Pitseolak Ashoona, CM, artist (born between 1904 and 1908 on Nottingham Island (Tujajuak), NWT; died 28 May 1983 in Cape Dorset, NWT). Among the first generation of Inuit printmakers, Pitseolak Ashoona was born en route from Nunavik in arctic Québec to the south coast of Baffin Island (Qikagtaaluk). She is known for her lively prints and drawings, which show "the things we did long ago before there were many white men" and for her imaginative renderings of spirits and monsters.
Pitseolak Ashoona
Pitseolak Ashoona (1904\u201383). Photograph by Norman Hallendy, 1968.
Pitseolak Ashoona, Owl Atop Inukshuk
Image: DINA/CD 24PR68 37/\u00a9 Dorset Fine Arts.
Pitseolak Ashoona, Joys of Summer Inland, 47.5 x 60.5 cm, colour stonecut on laid japan paper, 1960.
Printed by Iyola Kingwatsiak. \r\nImage: DINA/CD 24PR60 51/\u00a9 Dorset Fine Arts.


Early Life

Pitseolak Ashoona grew up on the land in the traditional semi-nomadic lifestyle. During her childhood, Pitseolak’s family travelled along the coast of Baffin Island, providing her with a deep and intimate knowledge of the landscape, which would later be reflected in her drawings. In 1913, Pitseolak’s family joined other family members in camps in and around the Foxe Peninsula. In the same year, the Hudson’s Bay Company established a post in what would eventually become Cape Dorset.

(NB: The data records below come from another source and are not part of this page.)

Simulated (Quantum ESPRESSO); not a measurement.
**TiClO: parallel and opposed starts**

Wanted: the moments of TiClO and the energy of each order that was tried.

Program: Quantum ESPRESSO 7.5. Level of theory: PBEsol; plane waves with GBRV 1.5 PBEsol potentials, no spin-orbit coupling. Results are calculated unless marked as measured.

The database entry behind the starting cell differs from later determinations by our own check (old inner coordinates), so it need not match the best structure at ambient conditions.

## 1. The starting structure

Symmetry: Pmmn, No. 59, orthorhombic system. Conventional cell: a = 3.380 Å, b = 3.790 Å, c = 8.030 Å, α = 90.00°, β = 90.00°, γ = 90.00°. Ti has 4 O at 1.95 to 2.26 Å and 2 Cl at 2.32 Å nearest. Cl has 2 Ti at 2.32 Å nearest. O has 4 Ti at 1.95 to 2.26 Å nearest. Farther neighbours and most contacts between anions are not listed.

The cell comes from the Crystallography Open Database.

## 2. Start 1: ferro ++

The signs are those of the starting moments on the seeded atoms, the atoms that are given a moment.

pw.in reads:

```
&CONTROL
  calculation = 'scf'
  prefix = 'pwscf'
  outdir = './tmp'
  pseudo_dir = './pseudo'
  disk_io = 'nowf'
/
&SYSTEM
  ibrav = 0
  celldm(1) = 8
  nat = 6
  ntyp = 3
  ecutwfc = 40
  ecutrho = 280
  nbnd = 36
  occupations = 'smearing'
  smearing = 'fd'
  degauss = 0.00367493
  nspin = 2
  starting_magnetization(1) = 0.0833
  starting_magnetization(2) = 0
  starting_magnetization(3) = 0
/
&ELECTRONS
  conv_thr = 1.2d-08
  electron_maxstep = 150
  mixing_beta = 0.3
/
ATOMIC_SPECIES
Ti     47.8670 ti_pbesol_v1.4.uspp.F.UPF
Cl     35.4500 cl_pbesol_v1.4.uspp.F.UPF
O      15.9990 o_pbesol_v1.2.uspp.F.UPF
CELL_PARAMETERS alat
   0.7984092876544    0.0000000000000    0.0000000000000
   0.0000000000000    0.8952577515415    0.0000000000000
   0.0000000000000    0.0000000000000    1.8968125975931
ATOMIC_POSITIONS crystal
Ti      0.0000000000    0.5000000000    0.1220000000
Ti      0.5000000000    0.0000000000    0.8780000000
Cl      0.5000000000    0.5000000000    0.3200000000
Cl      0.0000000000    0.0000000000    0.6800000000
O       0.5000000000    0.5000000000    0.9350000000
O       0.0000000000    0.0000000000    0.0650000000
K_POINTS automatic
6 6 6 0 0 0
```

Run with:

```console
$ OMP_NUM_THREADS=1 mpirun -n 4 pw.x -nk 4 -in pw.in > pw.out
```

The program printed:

During the winter of 1921–22, Pitseolak’s father Ottochie died. After the death of her father, Pitseolak’s uncle Kavavow arranged for her to marry Ashoona, a respected hunter. They married in a Christian ceremony in Cape Dorset in 1922 or 1923. Pitseolak and Ashoona moved between camps up to 10 times per year, including remote inland areas such as Lake Netsilik. Over the course of their marriage, Pitseolak gave birth to 17 children, only six of whom she raised through to adulthood; some died in childhood, while others were adopted into other families in the community as was the custom in Inuit communities. Their sons Kumwartok,Qaqaq and Kiawak Ashoona and daughter Napachie Pootoogook also became artists. Pitseolak’s granddaughters Shuvinai Ashoona and Annie Pootoogook are both regarded as significant contemporary artists.

Playing Kickball with Demons

Becoming an Artist

Following the death of her husband Ashoona, in the early to mid-1940s, Pitseolak moved to Cape Dorset to be close to family members only to find that they had either died or moved away. Several years of considerable hardship ensued. The difficulty of this period was made worse by the fact that it coincided with the Second World War, a period of decline in the demand for furs. It was difficult for Pitseolak and the community to provide for her and her six children, and during these years, before her sons grew old enough to become hunters and married, there were periods of hunger. Typically, an Inuit widow would quickly remarry, and it was unusual, and a sign of her independence, that Pitseolak did not do so.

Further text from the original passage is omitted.